A rendering of a city block with many tall buildings.
The new facility will rise on the corner of Houston and Mercer streets.
Illustrations by studioAMD

New York University has finally unveiled the 23-story multi-use facility that will replace its monolithic Coles Sports Center at the corner of Houston and Mercer streets. The Davis Brody Bond with KieranTimberlake-designed building will give way to 60 new classrooms, performance space, freshman and faculty housing, university common space, and gym facilities.

The design unveiling for 181 Mercer Street has been a long time coming. The City Council gave its approval to the project way back in 2012, and demolition started on Coles Sports Center in October, around the same time that the university filed plans for the 735,000-square-foot structure.

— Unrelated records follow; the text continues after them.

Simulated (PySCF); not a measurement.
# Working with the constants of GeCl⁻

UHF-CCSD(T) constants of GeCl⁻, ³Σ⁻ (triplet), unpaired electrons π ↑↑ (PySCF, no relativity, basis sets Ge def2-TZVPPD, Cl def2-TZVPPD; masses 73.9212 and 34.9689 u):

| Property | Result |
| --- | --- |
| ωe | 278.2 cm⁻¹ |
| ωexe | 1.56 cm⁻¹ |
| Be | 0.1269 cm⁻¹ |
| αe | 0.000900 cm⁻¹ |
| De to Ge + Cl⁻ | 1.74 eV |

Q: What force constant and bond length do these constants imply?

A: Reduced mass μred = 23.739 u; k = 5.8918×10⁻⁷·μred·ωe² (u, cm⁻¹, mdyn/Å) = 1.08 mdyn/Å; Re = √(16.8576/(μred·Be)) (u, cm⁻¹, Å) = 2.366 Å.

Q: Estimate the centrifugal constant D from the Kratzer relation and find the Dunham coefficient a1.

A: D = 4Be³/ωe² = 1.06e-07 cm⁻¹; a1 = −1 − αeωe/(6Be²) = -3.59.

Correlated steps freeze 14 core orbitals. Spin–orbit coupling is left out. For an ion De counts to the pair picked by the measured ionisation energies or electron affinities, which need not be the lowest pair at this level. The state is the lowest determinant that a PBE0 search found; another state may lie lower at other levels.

The faceted glass building looks like many glass buildings smooshed together, and in a sense it kind of is. The facility will become NYU’s largest classroom building, adding nearly 60 new classrooms as well as slate of arts-oriented spaces including 50 practice rooms, 20 group and individual music instruction rooms, a 350-seat proscenium theatre, an orchestral ensemble room, and 10 multi-use practice rooms for performing arts classes.

And that’s just the new academic space. The building will also include housing for about 420 freshman, 30 to 60 faculty apartments—the building will border the NYU faculty housing at I.M. Pei’s University Village—and a slew of common areas for students, faculty, and even university neighbors. A community facility will also be built into the building. No word on the dog run that the building will replace. (Update: An NYU rep confirms that the dog run moved just west of 181 Mercer.)

The building will also house an athletics facility with four basketball courts, a six-lane lap pool, and areas for wrestling, fencing, squash, and other fitness activities. The gym can also double as assembly space for up to 2,700 people.

Surprisingly, the Swiss Army Knife of buildings doesn’t come close to maxing out what could be built at the site according to zoning laws. The university notes that the facility consumed 20-percent less gross square footage than permitted under the city approvals process.

The building will include common space for students and faculty.

As for the exterior appearance, the building “also consciously seeks to reverse the monolithic, opaque character of its predecessor, Coles Sports Center, and to make Mercer St and the corners at Bleecker and Houston Streets more lively, active, and inviting.”

A new pedestrian walkway will run between the building and University Village in an extension of Greene Street. Construction is slated to begin in February 2017, and wrap up in 2021. An official ribbon-cutting ceremony will happen in the Spring, during which the university will formally announce an anonymous nine-figure gift—meaning anything between $100 million and $999 million—for the creation of the building.